How to estimate population mean by bootstrap sampling?

3.9k Views Asked by At

Let's say I have a population of size 1M, and I took a sample of 10k. For each individual of the 10k sample, I recorded an observation x. Afterwords I subsampled the 10k sample 1000 times with replacements and calculated each subsample's mean(x). Now I have a distribution of 1000 means from the subsamples. I can calculate mean, standard deviation, etc. from this mean distribution. Now, how should I go about estimating the mean of the entire population with a 95% confidence interval?

Is it just mean of the 1k subsamples ± 1.96* sd(1k subsamples)?

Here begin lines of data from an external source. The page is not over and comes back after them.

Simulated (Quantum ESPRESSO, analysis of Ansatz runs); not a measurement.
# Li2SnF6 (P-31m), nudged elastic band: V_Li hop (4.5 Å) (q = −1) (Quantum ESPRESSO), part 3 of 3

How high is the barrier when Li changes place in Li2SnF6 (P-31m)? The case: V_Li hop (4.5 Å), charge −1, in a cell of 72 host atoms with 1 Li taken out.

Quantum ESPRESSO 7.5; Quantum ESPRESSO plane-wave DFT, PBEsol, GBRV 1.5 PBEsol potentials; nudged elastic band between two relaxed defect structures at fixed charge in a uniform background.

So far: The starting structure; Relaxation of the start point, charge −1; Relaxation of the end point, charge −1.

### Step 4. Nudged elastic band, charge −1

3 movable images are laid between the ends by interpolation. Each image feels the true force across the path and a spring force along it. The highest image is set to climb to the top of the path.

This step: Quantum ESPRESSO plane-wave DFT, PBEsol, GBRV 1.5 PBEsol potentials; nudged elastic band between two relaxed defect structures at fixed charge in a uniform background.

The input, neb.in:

additional info: I subsampled the 10k sample 1000 times, each time taking 10k elements from the original sample with replacement.

1

There are 1 best solutions below

2
On BEST ANSWER

Here is some background on nonparametric bootstrapping.

Suppose you have a sample $X_1, \dots, X_n$ from a population with unknown (but assumed existing) mean $\mu.$ If you knew the distribution of $V = \bar X - \mu,$ then you could find lower and upper values $L$ and $U$, respectively, such that $P(L \le \bar X = \mu \le U) = 0.95,$ and after obvious algebraic manipulation $P(\bar X - U \le \mu \le \bar X - L) = .95,$ so that a 95% confidence interval for $\mu$ would be $(\bar X - U, \bar X - L).$

However, because you do not know the distribution of $V$, you enter the 'bootstrap world' to seek suitable estimates of $L$ and $U.$ Here we (temporarily) use $\mu^* = \bar X$ as a proxy for the actual population mean $\mu.$ We take a large number $B$ of re-samples of size $n$ with replacement from the sample, and find $\bar X_i^*$ for each. Then we cut 2.5% from each tail the re-sampled distribution of the $V_i^* = \bar X_i^* - \mu^*$ to get estimates $L^*$ and $U^*$ of $L$ and $U,$ respectively.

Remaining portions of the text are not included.